Reputation: 9003
DO these versions mean anything to me as a developer? I understand they have limitations on connections/processors/etc but none of that matters to me for a local development instance. All of the ISOs on MSDN are the same size, does it make a difference which of these I choose to download?
Upvotes: 37
Views: 52221
Reputation: 755471
The Developer edition is identical to the Enterprise edition, so you get all the feature you'll probably ever need. It's just not licensed for production use.
Standard edition (and Web edition) are somewhat limited in their functionality.
Developer Edition for 2014 and 2016 is available at no cost, so I'd definitely pick that one, if you need a dev platform!
Upvotes: 44
Reputation: 28938
As of today Developer Edition is free of cost.Further you can sign into Visual studio dev essentials and get for free VS community Edition,Microsoft R server Developer edition,Free xamarin,free 25$ monthly Azure credit and much more for free...
Upvotes: 1
Reputation: 1315
Use the development version as it will allow you to develop with features that are available on all of the production versions. If you were to install say just the Standard version then you would be unable to develop anything that uses an Enterprise feature.
http://www.microsoft.com/Sqlserver/2005/en/us/compare-features.aspx
Upvotes: 1
Reputation:
The difference is in licensing mostly (Developer vs. Enterprise).
For development you wish to have the engine with all bells and whistles enabled, that is either Enterprise or Developer.

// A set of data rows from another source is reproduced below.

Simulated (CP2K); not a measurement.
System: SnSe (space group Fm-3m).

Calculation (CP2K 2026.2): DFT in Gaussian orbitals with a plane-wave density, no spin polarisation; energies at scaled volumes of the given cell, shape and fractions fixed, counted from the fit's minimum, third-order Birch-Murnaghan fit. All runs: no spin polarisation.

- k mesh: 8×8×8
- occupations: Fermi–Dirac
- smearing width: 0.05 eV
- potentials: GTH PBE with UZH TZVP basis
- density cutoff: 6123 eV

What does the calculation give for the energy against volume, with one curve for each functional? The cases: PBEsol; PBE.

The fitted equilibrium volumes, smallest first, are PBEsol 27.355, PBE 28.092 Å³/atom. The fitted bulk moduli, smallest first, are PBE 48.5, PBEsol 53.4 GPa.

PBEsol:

If you're only developing for customers then Developer will suffice. You hand-over the project to the customer and don't put it to operation yourself.
If it's your own product, then you will need un-Developer version sooner or later. By the moment of putting the software in production latest, that is.
Upvotes: 5
Reputation: 96650
Developer is fine for development but can't be used in production systems for lisencing reasons. It's a lot cheaper than the others too.